Of Comfortable Boldness

Cardigans are one of those things that I cannot wear without immediately looking a) ten years older and b) thirty pounds heavier. It’s a dark magic and I cannot break the curse, but I do at least appreciate its consistency so I know to steer clear.

The man makes it work

If you’re going to try to pull this off, make sure the button-down shirt is fitted to the same length as the cardigan. Otherwise it will look slovenly instead of intentionally and carefully careless.

This relates back to style tips as follows: What works for some does not work for all; further, it is important to know what works for you. One of the points I will touch on a lot on this site is this: Style is about knowing yourself–what works for you, what fits well, and what makes you feel simultaneously bold but comfortable. Style is about articulating who you are and pushing the envelope enough to emphasize parts of your personality. That articulation requires the confidence to try new things, but also the confidence to buck trends. It’s a fine line and, as much as I like how it fits the guy in the picture above, it’s why I won’t be wearing any cardigans.


At the Airport

The glory days and romance of airports and train stations are long gone. Today, travel is about long lines, crying children, mediocre food and the occasional inglorious sprint to one’s gate. Still, we persevere and try to look good doing it. Really it comes down to this: Versatility and Comfort.

Today’s post is about the first portion of the trip, the airport or train station. The latter is much less of a hassle, but either way, the rules are this: comfortable shoes, dark clothes, a good blazer, and a good bag.

Shoes. No monkstraps. Yes, they look great but they are a hassle to take on and off. Surviving the airport is about efficiency and monkstraps are anything but. If traveling for work and it is a short trip, then I usually only bring one pair of shoes and they are nearly always black dress shoes as the suits I will be wearing for meetings are nearly always dark.

Fun tip: Switch out the laces to something colorful while traveling and switch back to dark laces for the work meetings.

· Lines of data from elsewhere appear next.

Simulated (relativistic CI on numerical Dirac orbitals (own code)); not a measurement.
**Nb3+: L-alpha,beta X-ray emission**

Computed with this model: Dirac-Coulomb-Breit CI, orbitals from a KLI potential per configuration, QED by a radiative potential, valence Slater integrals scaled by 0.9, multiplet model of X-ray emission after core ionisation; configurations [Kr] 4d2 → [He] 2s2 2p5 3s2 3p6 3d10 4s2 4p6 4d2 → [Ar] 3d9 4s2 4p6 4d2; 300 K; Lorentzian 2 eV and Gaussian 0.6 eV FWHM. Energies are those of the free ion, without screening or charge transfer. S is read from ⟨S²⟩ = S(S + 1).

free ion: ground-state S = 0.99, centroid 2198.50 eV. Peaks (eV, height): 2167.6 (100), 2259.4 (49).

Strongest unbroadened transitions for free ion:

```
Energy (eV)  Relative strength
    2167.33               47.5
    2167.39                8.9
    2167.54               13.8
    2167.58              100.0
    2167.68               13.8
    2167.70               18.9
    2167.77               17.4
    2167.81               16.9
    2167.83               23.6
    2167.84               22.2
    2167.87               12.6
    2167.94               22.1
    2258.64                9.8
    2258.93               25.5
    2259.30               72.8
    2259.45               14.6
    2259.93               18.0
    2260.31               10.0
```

Dark Clothes. Travel in darks. Three reasons: They are easy to match and it isn’t the end of the world if you spill something on yourself. Plus, it’s tough not to look good in black. I like a good pair of dark jeans or chinos–they are comfortable, they don’t wrinkle easily, and I can wear them with most anything. I match that either with a button-down shirt or a polo.

Travel Garb

The pocket square and laces add the pop to an otherwise conservative outfit

The Blazer/Sweater. I love wearing blazers while traveling as it classes everything up and you can use a brightly-colored pocket square to show some personality. However, once you are on the plane, unless you are in first class, there is the question of what to do with the blazer–fold it and hold on to it? Wear it and wrinkle it up? Fold it and stuff it into the overhead? If it’s too much of a hassle, there is the simple and clean v-neck sweater as an alternative.

Elevator Selfie

The Bag. For trips under three days, I tend to go with the mantra of “What Would James Bond Do?” and let me tell you something: He wouldn’t own a rolling suitcase. A weekender bag looks good, it’s distinctive, it easily fits in the overhead, and it forces you to pack light. Finally, it’s a god damn conversation piece. Look at that bag. It’s gorgeous.

Jack Spade's waxwear weekenders.

Jack Spade’s waxwear weekenders do wonders.

Loud Whispers

September’s warmth in DC belies the onset of autumn, but it helps us ache in anticipation for leaves changing colors, cool autumn breezes, and layers. Autumn is my favorite season for many reasons, but from a sartorial perspective, I like it because of the layers and how it maximizes my ability to play with color, textures, and styles. The seasons are slowly changing here and autumn’s possibilities and opportunities are so close.

I came across one of my favorite quotes years ago while reading the Sartorialist. It goes like this: Elegance is something that must be whispered and not shouted.

That is the balance I am looking for in my own personal style. On a not-unlimited budget and working in a corporate environment, how do I set myself as distinctive but also comfortable? How do I show off bits of my personality in my work-wear to my clients and coworkers, but not distract from the work side of things? The same thing applies when out of the office: Fashion is not everything for me, but it presents a great opportunity to show splashes of one’s personality and to whisper–sometimes more loudly than others–about one’s elegance and style.

Work Wear

That is what I want to examine here on 12minds. A balance between affordability, distinctiveness, and the occasional splurge. I want to figure out what fits, what works, and why it works.